Asian food markets in the U.S. are thriving, as they serve a growing number of diverse customers. VOA's June Soh produced the story. It's narrated by Crystal Park.
Dong Jung, a college student from Korea, shops at Lotte Plaza, an Asian supermarket, in Baltimore, Maryland.
"I came here (U.S) five years ago. I miss a lot of Korean food and Asian food every day. So ( I ) come here to shop Korean food and kimchi, sushi, a lot of stuff."
Han Kim goes to one of the Lotte chain stores in Fairfax, Virginia. He has been in the U.S. more than 30 years.
"I still miss a lot of Korean food. I really like it."
"When I came here first time in 1968, the price was really expensive and (there were) not many (Asian) stores. Nowadays (it is) really cheap and (there are) a lot of competitive stores we really like."
The bustle of this warehouse of Rhee Bros. Inc, an Asian food wholesaler and distributor based in Columbia, Maryland, speaks volumes about the changes in the US retail grocery business.
Syng Man Rhee, a Korean immigrant, is the founder.
SYNG MAN RHEE
"I started in 1976 as a small wholesaler in Silver Spring, Maryland. After that I moved to this warehouse, now this main warehouse is 165,000 square feet ( more than 18,000 square meters), another extra three warehouses around here, all together maybe 350,000 square feet (almost 40,000 square meters). "

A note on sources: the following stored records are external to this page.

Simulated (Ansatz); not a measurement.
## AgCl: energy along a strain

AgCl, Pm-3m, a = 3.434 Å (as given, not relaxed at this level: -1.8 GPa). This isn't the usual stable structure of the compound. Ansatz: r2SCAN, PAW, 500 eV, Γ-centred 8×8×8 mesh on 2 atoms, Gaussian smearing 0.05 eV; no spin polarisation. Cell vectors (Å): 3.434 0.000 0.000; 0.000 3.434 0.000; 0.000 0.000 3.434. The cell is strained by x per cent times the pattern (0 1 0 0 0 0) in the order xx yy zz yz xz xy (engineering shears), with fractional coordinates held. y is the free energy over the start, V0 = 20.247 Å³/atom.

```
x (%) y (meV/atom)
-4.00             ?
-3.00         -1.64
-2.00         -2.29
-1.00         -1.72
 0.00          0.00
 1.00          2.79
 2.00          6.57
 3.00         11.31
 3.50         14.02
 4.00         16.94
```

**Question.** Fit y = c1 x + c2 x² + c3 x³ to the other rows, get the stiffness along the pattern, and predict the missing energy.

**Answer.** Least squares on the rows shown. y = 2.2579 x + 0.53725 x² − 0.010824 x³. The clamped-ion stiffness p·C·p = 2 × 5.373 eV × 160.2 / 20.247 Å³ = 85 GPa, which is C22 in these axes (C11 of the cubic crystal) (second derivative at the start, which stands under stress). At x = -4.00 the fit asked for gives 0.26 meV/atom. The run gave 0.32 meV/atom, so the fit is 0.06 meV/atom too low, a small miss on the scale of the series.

Rhee Bros. also has nine of its own retail outlets called Assi or Lotte Plaza and it also distributes to 1,500 supermarkets across the U.S. Many of its 10,000 items are imported but it has its own brands too. This year Rhee Bros. expects to reach 500 million dollars in revenue. Rhee says he never expected expansion on this scale.
SYNG MAN RHEE
"I have never thought about that. But I want to say I wanted to make it bigger but not like that."
Within the Asian grocery business, competition is fierce. Just in the Washington suburban areas there are several chain stores on a large scale such as Super H Mart, Han Ah Reum, Grand Mart, Global Market and Lotte.
The phenomenal growth reflects a demographic sea change.
The Asian and Pacific Islanders population in the U.S. increased from 3.7 million in 1980 to 13 million in 2004 according to the U.S. Census Bureau. While most of the Asian grocery chains are owned by Korean immigrants, they also cater to South Asians like these two customers from India and Pakistan.
"There are a variety of fresh vegetables, which I can't get anywhere else. And they assorted ethnic food that I can find here."
"Most of seafood we buy from here. We cannot find them in American stores. Some grocery like eastern food, we buy from here."
The general American public is also exploring new tastes. Netta Warren of Ellicott city, Maryland started to shop at Lotte Plaza on a friend's recommendation.
"They have a big selection. Things I don't know about. So I am going to learn about them because it's healthy and tastes good."
David DeRengis from Dorsey, Maryland has eaten Asian food for over 35 years.
"I love it. I love Asian food. All kinds of. I guess Japanese and Thai are my favorite since I was stationed in both of those countries."
Even Mainstream supermarket chains dedicate more shelf space to ethnic foods.
Barry Scher is vice president of public affairs for Giant Foods Inc.
"The growth of ethnic foods in our stores has been phenomenal. Even five years ago we had nowhere near various wide of verity of products we are selling in our stores today."
Syng Man Rhee credits the growth of his industry to the developing new products, and improving the quality of food and service; all designed to appeal to America's changing tastes.